When such conflict escalates — in riots or in the hardening of public discourse — renewed admonition follows. Above all, the disobedient child, the “naughty citizen,” is dealt with harshly. The powerlessness of leadership has by then grown so great that little room remains for distance, understanding, or self-relativization.

By imposing rules — such as a maximum number of visitors during the holidays — with a directiveness and arbitrariness that would no longer be tolerated in any daycare center since the 1970s, citizens are deprived of their reason and capacity for judgment. They are thereby made complicit in a potential failure. The child either loses its sense of self-worth — or acquires the label “naughty.”

Powerlessness and Responsibility

The term powerlessness is used deliberately here to avoid simplistic blame. Governments faced an extraordinary challenge, and much of their conduct is understandable in that context. But understandability does not absolve responsibility. Powerlessness does not preclude accountability — no more than it does in the case of parents.
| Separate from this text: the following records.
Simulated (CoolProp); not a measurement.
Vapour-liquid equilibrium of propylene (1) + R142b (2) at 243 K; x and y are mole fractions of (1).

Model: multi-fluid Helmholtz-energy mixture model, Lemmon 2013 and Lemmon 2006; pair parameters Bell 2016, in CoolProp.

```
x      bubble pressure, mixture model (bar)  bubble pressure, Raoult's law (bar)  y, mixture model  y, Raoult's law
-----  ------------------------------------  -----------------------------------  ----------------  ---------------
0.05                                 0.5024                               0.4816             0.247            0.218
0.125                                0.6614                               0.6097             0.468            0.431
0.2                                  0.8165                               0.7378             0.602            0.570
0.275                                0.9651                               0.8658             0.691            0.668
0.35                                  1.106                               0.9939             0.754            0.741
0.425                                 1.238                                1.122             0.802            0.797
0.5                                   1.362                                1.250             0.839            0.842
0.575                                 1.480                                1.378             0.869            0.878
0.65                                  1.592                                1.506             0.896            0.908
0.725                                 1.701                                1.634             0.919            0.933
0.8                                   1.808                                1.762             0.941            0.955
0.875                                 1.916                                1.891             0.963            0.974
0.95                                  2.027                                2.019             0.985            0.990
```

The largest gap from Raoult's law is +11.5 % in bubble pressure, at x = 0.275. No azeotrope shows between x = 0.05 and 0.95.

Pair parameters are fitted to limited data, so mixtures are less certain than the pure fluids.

Precisely where powerlessness is neither acknowledged nor contained, but instead compensated for through governmental overreach — through wearing trousers that are too large, through moral pretension and control — systemic damage with long-lasting psychological consequences arises. Whether the powerlessness is plausible or the intentions are good is largely irrelevant. What is operative is the fact of the asymmetrical power relationship, not the moral self-image of those who wield power.

Final thoughts

It is striking that, despite the volatility of policy and the persistent ministerial irritation at our allegedly irresponsible behavior, compliance among the vast majority of the population — including young people — remained high. Just as the child feels guilty when it does not “listen,” so many citizens experienced guilt when they hesitated or doubted.

The limited attention paid to this psychological and systemic dimension of the health crisis is a serious omission. Not because leaders acted in bad faith, but because powerlessness that is neither endured nor bounded inevitably causes harm. That is the hypothesis of this essay — and perhaps also its most uncomfortable conclusion.